GONZALES: The president speaks for the Administration. We all work
for the president of the United States, including the vice president
of the United States and including every member of the CIA.
QUESTIONER: Mr. Gonzales, the number of cases involving torture
by U.S. agents, military and otherwise, are growing every day, and
it’s not just Mr. Peterson’s British friends who are concerned
about it. Growing numbers of Americans are shocked and ashamed by
it. Many Americans, myself included, view that infamous memo you
wrote for the president when you were his counsel as opening the
doors to these abuses; that memo where you dismissed the Geneva
Conventions as quaint…. My question is, do you have any regret
about authoring that memo and what you said? And do you have any
intention of correcting any impression that that memo left in my
mind, in the minds of a lot of Americans, that you were seeking
to justify the use of torture, which indisputably has occurred in
dozens, hundreds of cases in detention facilities maintained by
U.S. forces all over the world?
GONZALES: I disagree with the premise of your question…. Now,
am I saying that abuses have not occurred? No, I’m not saying
that. Unfortunately, abuses have occurred. And the president made
it very clear, when abuses occur, we investigate them, and we hold
people accountable.
QUESTIONER: I’m Carroll Bogert from Human Rights Watch. Could
we hear, please, whether you consider water boarding to be torture,
whether water boarding is a technique that is tolerated, that has
been used by U.S. forces? And could we hear why Vice President Cheney
has been on Capitol Hill asking for a loophole in the McCain legislation,
if there is the unanimity in the Bush administration that you suggest?
GONZALES:
Not surprisingly, I’m not going to get into a discussion about
specific methods of questioning people who have information.

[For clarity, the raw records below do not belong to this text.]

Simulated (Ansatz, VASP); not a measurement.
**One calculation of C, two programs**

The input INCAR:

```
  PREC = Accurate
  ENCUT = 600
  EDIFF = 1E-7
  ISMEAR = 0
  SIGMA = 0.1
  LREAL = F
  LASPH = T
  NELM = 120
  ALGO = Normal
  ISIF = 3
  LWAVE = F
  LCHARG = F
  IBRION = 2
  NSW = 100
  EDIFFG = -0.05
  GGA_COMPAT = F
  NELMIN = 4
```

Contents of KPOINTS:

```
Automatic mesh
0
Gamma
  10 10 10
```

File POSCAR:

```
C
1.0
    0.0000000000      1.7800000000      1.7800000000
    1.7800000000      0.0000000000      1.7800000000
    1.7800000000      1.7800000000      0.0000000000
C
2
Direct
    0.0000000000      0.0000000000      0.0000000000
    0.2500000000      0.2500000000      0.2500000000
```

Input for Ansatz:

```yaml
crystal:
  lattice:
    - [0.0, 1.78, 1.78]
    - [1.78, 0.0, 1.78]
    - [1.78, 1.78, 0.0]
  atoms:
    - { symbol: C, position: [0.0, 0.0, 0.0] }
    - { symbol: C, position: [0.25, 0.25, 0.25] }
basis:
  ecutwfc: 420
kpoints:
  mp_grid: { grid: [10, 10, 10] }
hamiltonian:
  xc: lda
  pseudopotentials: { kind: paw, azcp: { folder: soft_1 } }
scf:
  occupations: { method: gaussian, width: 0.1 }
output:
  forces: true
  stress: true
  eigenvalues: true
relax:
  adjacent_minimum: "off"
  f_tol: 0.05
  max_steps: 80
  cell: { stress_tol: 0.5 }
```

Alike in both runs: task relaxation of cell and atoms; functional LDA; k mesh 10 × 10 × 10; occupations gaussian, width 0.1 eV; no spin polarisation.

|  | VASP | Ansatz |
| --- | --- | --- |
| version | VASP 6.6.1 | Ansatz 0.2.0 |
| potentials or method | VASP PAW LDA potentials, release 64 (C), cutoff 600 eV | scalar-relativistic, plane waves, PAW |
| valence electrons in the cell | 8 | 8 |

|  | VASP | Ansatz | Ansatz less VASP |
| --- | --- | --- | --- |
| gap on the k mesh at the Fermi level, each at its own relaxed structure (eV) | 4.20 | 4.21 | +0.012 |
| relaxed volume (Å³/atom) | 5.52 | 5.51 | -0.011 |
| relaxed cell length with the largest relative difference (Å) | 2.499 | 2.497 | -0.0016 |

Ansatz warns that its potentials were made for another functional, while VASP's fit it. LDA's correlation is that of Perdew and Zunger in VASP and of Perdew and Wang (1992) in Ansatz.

QUESTIONER: Isn’t that what we’re talking about, though?
GONZALES: But you’re asking me—your question was related
to, about the legality, are we using it and legalities. I’m
not going to talk about specific methods that are used by the United
States government. What I can say is that everyone in the United
States government understands what our legal obligations are. Everyone
understands that the president expects that those legal obligations
are met. And so that’s my answer to your question. And the
second part was relating to the vice president. I’m sorry.
Can you remind me again?
QUESTIONER: Well, he’s been on Capitol Hill talking with senators
about the need for certain loopholes in the legislation that McCain
has suggested. Can you explain why he’s doing that, if there
is the agreement in the Bush administration that you have indicated?
GONZALES: I can’t keep track of what the vice—where the
vice president is these days, and—but let me just say, the
notion that somehow the vice president is not supportive 100 percent
behind what the president has said, is just false. The vice president
and every member of this Administration understands what the president’s
standards are, and that is, that we’re not going to engage
in torture, period. End of story.
A key part of this dialogue is the fact that Gonzales would not
answer the question about whether water- boarding is considered
“torture” by the Bush administration. The Bush administration,
many members of which have repeatedly denied that torture is going
on, is clearly still parsing the word “torture,” defining
it to only include deliberately caused organ failure or death. This
allows these torturers to continue to engage in illegal and barbaric
activities, including waterboarding.
Crimes of War, Ruling Class Divisions
T
he events of the last three
years were watched carefully all over the world. As evidence mounted
that U.S. actions were indeed comparable to fascism, opposition
grew worldwide.
First, Iraq was invaded and conquered despite being no threat to
the U.S. This was in violation of Article 51 of the UN Charter and
was even called “illegal” by the cautious UN Secretary
General, Kofi Annan. The Nuremberg Tribunal concluded that no nation
is immune from scrutiny for the illegal act of planning and launching
an aggressive war. Second, existing international and domestic humanitarian
law, such as the Geneva Conventions, were declared “obsolete”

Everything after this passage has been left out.